Welcome to the Brain in Action Lab

The Brain in Action Lab is a research group based in London at Birkbeck, University of London. We study how the brain generates, selects, and evaluates action, and how these processes shape decision-making, memory, and conscious experience across the lifespan.

Our central focus is counterfactual thinking, the brain's ability to construct alternative realities. We investigate how representing what could have been shapes what we do next, how we evaluate our choices, and how we remember the past. This work shows that the mechanisms that support flexible, goal-directed behaviour can also blur the boundary between imagined and performed actions, giving rise to false memories of actions that were never carried out.

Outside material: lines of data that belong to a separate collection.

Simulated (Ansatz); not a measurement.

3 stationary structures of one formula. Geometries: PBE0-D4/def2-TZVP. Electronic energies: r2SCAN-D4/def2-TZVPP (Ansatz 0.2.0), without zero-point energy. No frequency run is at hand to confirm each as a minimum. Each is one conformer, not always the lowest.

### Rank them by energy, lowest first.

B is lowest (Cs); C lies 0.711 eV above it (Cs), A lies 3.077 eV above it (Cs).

Alongside this, we investigate related aspects of human cognition, including voluntary action, the sense of agency, and time perception. Together, these lines of work allow us to understand how actions are generated, experienced, and evaluated, and how these processes unfold across development.

We take an integrative and interdisciplinary approach, combining perspectives from cognitive neuroscience, psychology, and computational modelling. Using behavioural paradigms alongside neuroimaging methods such as EEG and fMRI, we examine how actions are initiated and structured, identify neural markers of voluntary action, and investigate these processes across adult and developmental populations.

Research Themes

Counterfactual Action

How imagining alternative actions shapes memory and behaviour

Voluntary Action

Neural mechanisms of internally generated behaviour

Sense of Agency

The emergence of control over action across development

Time & Decision

Time perception as evidence accumulation

Latest News

Maia Armstrong awarded BUCNI PhD Honours Training Programme

Maia Armstrong has been selected for the BUCNI PhD Honours Training Programme (2026), a competitive initiative supporting fMRI training and research at UCL and Birkbeck.

Presentations at the Experimental Psychology Society (EPS) Conference

Silvia Seghezzi presented 'The Cost of What Might Have Been: False memories for counterfactual actions', and Maia Armstrong presented 'Counterfactual representations and false memories' at the EPS Conference in January 2026.